Previously, I noted that another potential defeater to the idea that SETI is dangerous is that, if we were close enough to a grabby alien civilization to receive messages from them, they should already be clearly visible in the night sky, perhaps even with the naked eye. I agree their absence is suspicious, and it's a strong reason to doubt that there are any grabby aliens nearby currently.
However, given that we currently have very little knowledge about what form grabby alien structures might take, it would be premature to rule out the possibility that grabby alien civilization may simply be transparent to our current astronomical instruments. I currently think that making progress on answering whether this idea is plausible is one of the most promising ways of advancing this debate further.
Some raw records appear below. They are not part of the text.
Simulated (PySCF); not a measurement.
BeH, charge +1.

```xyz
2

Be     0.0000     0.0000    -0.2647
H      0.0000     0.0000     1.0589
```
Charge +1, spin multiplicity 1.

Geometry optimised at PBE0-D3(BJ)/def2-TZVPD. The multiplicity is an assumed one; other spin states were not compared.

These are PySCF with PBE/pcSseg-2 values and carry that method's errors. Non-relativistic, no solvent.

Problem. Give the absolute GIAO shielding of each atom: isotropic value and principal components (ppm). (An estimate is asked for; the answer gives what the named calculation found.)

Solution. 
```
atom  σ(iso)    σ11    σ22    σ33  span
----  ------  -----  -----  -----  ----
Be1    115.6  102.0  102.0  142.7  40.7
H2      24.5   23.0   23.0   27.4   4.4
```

One possibility that we can probably rule out is the idea that grabby aliens would be invisible if they were actively trying to contact us. Wei Dai points out,
If matter-energy conversion is allowed, then an alien beacon should have been found easily through astronomical surveys (which photograph large fractions of the sky and then search for interesting objects) like the SDSS, since quasars can be found that way from across the universe (see following quote from Wikipedia), and quasars are only about 100x the luminosity of a galaxy. However this probability isn't 100% due to extinction and the fact that surveys may not cover the whole sky.
My understanding is that, given a modest amount of energy relative to the energy output of a single large galaxy, grabby aliens could continuously broadcast a signal that would be easily detectable across the observable universe. Thus, if we were in the sphere of influence of a grabby alien civilization, they should have been able to contact us by now.
In other words, the fact that we haven't yet been contacted by grabby aliens implies that they either don't exist near us, or they haven't been trying very hard to reach us.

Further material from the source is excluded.